October 15, 2007
Columbia’s Diversity of Hate Speech
Boy, Columbia University sure has had a few good weeks of publicity. The storied Ivy League institution is turning into a latter-day Duke lacrosse team, for crying out loud.
Perhaps you heard, dear reader, that a delightful chap called Mahmoud Ahmedinejad spoke at Columbia. As it turns out, Mr. Ahmedinejad is the president of a country called Iran and harbors some views that are a bit—how to put it?—extreme.
For instance, he isn’t quite certain that the Holocaust happened and appears to aim to make sure a contemporary Holocaust occurs via the utter elimination of Israel. In addition, Mr. Ahmadinejad denies the existence of homosexuals in his fine nation, even though his government executes people for same-sex inclinations.
We know what you’re thinking, dear reader: What a charming fellow to have speak at your local university. And the bigwigs at Columbia fully agreed with your fine sentiment. Thus President Lee Bollinger invited Mr. Ahmadinejad to campus, only to browbeat him in his introduction, as a way of lamely saving face.

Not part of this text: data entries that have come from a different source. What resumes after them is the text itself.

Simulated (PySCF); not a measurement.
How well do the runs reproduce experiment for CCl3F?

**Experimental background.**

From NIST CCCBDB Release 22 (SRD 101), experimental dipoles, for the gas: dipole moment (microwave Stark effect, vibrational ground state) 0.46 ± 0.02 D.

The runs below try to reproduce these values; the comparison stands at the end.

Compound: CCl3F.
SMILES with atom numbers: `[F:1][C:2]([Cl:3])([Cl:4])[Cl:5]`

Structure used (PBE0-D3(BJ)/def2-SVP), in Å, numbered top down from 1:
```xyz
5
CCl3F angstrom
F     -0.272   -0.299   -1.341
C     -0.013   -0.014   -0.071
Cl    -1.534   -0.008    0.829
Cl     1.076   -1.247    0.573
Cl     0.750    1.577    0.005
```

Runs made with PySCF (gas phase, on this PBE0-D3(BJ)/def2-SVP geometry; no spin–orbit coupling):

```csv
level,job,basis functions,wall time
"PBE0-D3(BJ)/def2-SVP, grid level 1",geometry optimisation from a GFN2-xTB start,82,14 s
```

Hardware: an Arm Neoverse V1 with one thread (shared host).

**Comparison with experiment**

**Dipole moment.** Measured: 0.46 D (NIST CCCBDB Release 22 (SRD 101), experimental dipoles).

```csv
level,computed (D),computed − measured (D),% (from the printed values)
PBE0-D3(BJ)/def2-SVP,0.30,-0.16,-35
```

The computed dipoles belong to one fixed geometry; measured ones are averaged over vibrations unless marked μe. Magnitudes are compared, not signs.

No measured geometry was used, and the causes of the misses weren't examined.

Oh, but it gets worse. As you undoubtedly read, an African-American professor at Columbia’s teachers college arrived at her office and was greeted by a noose hanging on her door. Very, very nice, eh? Perhaps force-feeding students all that moralistic blather about “enforcing diversity” is paying off?
As if this weren’t bad enough, now a local television station reports that anti-Semitic graffiti has been found in a bathroom at Columbia—with swastika and all. Yes, yes: The trifecta of hate at dear old Columbia!
This made us wonder: How do the authorities know that the graffito in question isn’t merely preliminary notes of one of Columbia’s famed Middle East Studies professors? After all, pretty much everything Joseph Massad writes is tantamount to a swastika. Perhaps Professor Massad likes to use shorthand when he’s on the john?
Any minute now, the diversity police at Columbia University are going to use the noose and swastika incidents to their own devious, bureaucratic ends. Soon enough all students will be forced to memorize Maya Angelou poems and wear pink armbands.
No one will give a moment of thought to the notion that force-feeding claptrap about “embracing differences” may trigger some of these disgusting incidents. Nope: We’ll just get more pushy sessions rapping about “oppression,” more dismal lectures from dubious radicals, &c.